The striking opening of the work portraying the stark landscape, vast openness, and strange mysteries of the desert (to the European) through open harmonies and long sustained chords accompanies the entrance of the male chorus. The desert’s unutterable stillness is broken by distant chanting of the name of God, “Allah, Allah, Allah”. A caravan comes into view and the happy people sing of their carefree wandering life, except for the desert storms, one of which David portrays with typical storm music that owes much to Carl Maria von Weber.

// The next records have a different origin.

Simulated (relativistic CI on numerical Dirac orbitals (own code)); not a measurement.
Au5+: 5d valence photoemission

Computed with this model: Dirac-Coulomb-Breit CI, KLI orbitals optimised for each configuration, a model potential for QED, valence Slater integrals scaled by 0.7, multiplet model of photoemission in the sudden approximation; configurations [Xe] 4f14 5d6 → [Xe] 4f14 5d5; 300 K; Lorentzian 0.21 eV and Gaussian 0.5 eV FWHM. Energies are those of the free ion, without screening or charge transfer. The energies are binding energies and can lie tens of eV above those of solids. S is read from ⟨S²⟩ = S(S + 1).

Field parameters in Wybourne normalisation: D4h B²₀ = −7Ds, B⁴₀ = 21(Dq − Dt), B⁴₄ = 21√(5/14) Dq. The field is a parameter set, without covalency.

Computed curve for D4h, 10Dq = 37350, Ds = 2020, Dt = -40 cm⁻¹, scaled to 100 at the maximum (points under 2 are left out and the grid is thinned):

David also possessed a real melodic gift, demonstrated by the opening of Part II, “La Nuit”. This ode for tenor solo is no doubt music Berlioz admired in this work since it owes something to his own technique when the voice enters almost unexpectedly after a long introductory instrumental nocturne. The technique is repeated at the beginning of Part III, “Le Lever du Soleil”, a musical portrait of the sunrise followed by the Chant du Muezzim. Although David’s sunrise is not quite a rival to Josef Haydn’s in The Creation, the call to prayer that follows is one of the historically key sections of the entire work. The long florid tenor solo over minimal accompaniment is the first real, let us say, Mohammaden music in Le Désert. David hints at these eastern influences in the somewhat simplistic and instrumental “Festival Arabe” at the end of Part II where he employs rather generic tropes that could signify any “other” you like, Turks, Gypsys, or Indians. The Chant du Muezzim, however, could only have been written by someone who had heard it as the sun’s blaze broke the horizons of Beirut or Cairo. David finally achieved success as a composer with this work for the concert hall in a hybrid form, but in France throughout most of the 19th century, true success only came in the opera house. Both of his most successful works for the stage were also on exotic themes. The operas La perle du Brésil (1851) and Lalla-Roukh (1862) both survived in the repertoire for several decades after their premiers due more to their musical content than their dramatic effects. They share all of the weaknesses that has caused Le Désert and all of David’s other works to fall from the repertoire and relegated him to the lower ranks of composers. But these weaknesses are more historical in nature than in any faults in David’s craft or creativity. Modern listeners will find the slow harmonic movement very slow, and the repetition of phrases and sections somewhat trying. There are however beautiful and moving moments in Le Désert laying bare David’s gifts: melody and atmosphere, evoking places quite different from those known by the population for which he wrote.